Crescent Capital Partners has not reimbursed Abano for expenses incurred by Abano in connection with Crescent’s failed takeover offer.

The Takeovers Code imposes an obligation on Crescent to reimburse Abano for its expenses in these circumstances. Despite repeated requests for payment, approximately 80% of Abano’s takeover costs remain outstanding, some costs since January 2008.

Accordingly, to protect the interests of its shareholders and in an attempt to bring this matter to resolution, Abano withheld from Crescent the 13c per share dividend recently paid by Abano to shareholders, and applied this amount towards payment of the outstanding expenses.

As evidence of good faith, and on a without prejudice basis, Abano has arranged for $100,000 of the outstanding sum of $603,202 to be placed in a separate bank account should there be any bona fide dispute.

Crescent has now issued legal proceedings against Abano for payment of the dividend. If this action proceeds, Abano will commence its own legal proceedings for recovery of the outstanding takeover expenses.
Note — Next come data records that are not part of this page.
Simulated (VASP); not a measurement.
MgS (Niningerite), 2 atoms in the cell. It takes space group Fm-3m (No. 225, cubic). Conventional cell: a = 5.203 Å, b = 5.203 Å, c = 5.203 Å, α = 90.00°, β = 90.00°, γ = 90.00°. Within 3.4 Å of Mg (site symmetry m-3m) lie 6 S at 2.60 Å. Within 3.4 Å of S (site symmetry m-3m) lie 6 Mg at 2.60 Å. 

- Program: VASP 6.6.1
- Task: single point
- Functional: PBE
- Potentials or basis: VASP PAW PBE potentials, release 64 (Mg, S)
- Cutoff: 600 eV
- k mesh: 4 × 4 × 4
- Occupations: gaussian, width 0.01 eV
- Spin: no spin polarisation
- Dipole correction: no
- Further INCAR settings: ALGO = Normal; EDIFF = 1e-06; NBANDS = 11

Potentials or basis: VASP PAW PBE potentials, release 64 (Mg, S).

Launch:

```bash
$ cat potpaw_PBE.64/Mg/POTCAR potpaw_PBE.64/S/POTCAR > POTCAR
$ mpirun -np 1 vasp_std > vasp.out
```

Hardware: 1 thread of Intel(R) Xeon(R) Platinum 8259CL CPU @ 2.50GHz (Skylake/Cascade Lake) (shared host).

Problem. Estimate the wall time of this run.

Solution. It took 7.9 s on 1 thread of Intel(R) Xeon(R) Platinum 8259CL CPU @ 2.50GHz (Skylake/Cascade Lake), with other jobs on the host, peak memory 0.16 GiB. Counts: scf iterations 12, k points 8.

Abano intends to approach the Takeovers Panel formally, to request the Panel consider the issues relating to Abano’s takeover costs with a view to ruling as to Crescent’s non-compliance with its obligations to pay the costs, under the Takeovers Code. Abano has previously approached Crescent and continues to seek Crescent’s co-operation in resolving the matter in this forum which Abano considers likely to be more time and cost-efficient for all parties.

The board of Abano notes that the costs incurred by the company in respect of the Masthead offer were of a similar amount and were paid by Masthead without dispute.

The Abano board notes that the delay in reimbursement of Abano’s expenses is a cost to Abano and all its shareholders.